The new phonics screening test for children
has been highly controversial. I’ve been
surprised at the amount of hostility engendered by the idea of testing
children’s knowledge of how letters and sounds go together. There’s plenty of
evidence that this is a foundational skill for reading, and poor ability to do
phonics is a good predictor of later reading problems. So while I can see there
are aspects of the implementation of the phonics screen that could be
improved, I don’t buy arguments that it
will ‘confuse’ children, or prevent them reading for meaning.
I discovered today that some early data on
the phonics screen had recently been published by the Department for Education,
and my inner nerd was immediately stimulated to visit the website and
download the tables. What I found was
both surprising and disturbing.
Most of the results are presented in terms
of proportions of children ‘passing’ the screen, i.e. scoring 32 or more. There
are tables showing how this proportion varies with gender, ethnic background,
language background, and provision of free school meals. But I was more
interested in raw scores: after all, a cutoff of 32 is pretty arbitrary. I
wanted to see the range and distribution of scores. I found just one table showing the relevant
data, subdivided by gender, and I have plotted the results here.
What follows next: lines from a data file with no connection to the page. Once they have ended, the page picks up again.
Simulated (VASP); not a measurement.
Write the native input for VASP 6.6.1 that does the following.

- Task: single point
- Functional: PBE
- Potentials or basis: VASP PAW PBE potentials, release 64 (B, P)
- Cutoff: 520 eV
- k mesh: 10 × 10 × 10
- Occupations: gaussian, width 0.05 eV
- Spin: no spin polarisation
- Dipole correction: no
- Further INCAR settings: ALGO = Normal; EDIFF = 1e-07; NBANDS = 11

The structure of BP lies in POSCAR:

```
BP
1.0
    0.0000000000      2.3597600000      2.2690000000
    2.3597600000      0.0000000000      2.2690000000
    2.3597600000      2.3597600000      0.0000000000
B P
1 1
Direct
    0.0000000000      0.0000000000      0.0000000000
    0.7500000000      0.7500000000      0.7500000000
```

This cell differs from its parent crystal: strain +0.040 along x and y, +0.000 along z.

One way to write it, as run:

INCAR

Data from Table 4, Additional Tables 2, SFR21/2012 Department for Education (weblink above) |
This is so striking, and so abnormal, that
I fear it provides clear-cut evidence that the data have been manipulated, so
that children whose scores would put them just one or two points below the
magic cutoff of 32 have been given the benefit of the doubt, and had their
scores nudged up above cutoff.
This is most unlikely to indicate a problem
inherent in the test itself. It looks like human bias that arises when people
know there is a cutoff and, for whatever reason, are reluctant to have children
score below that cutoff. As one who is basically in favour of phonics testing, I’m sorry to put another cat among the
educational pigeons, but on the basis of this evidence, I do query whether
these data can be trusted.
For any of the 32+ portion of that graph to make sense, there would have to be an exponential rise from ~25 up to 40. (Assuming the top scores haven't been manipulated. Is that what you'd expect to see?
ReplyDeleteFor all those who won't believe that a simple graph can tell you enough to conclude that the data has been manipulated, I should say that I examined the graph before I read your conclusion and my interpretation was just the same as yours: some children who should score below 32 have been put at 32 or 33 (possibily as early as collection time, not necessarily after the fact).
ReplyDeleteThis is another nice illustration of how much a graph can tell, and how important it is to always plot your data before drawing any conclusion.
Franck, it will have been at collection time as the DfE published the minimum standard threshold in advance of testing.
ReplyDelete@Dorothy: Well spotted. People with a stake in the outcome (teachers and school heads) can't be trusted to administer these tests: Sad, but I guess they need to be computerised, and the speech samples scored independently.
ReplyDeleteWhile very sad, this is consistent with other analyses of what happens when teachers are tested: they cheat (one example linked below, but there are many).
@Steve Jones: Yes, most kids master the skills of reading, including both sounding out and building a basic sight vocabulary, so the distribution on tests of simple words and nonwords is not normal, but negatively skewed (long left tail). But you can literally see the chunk of 29-31 scores sculpted out and bolted on as 32-34 here...
@Franck Ramus: Seems most likely the scores were enhanced at collection time by teachers "giving the benefit of the doubt". If it's happened post collection, that would be IMHO worse. But both are of course inexcusable.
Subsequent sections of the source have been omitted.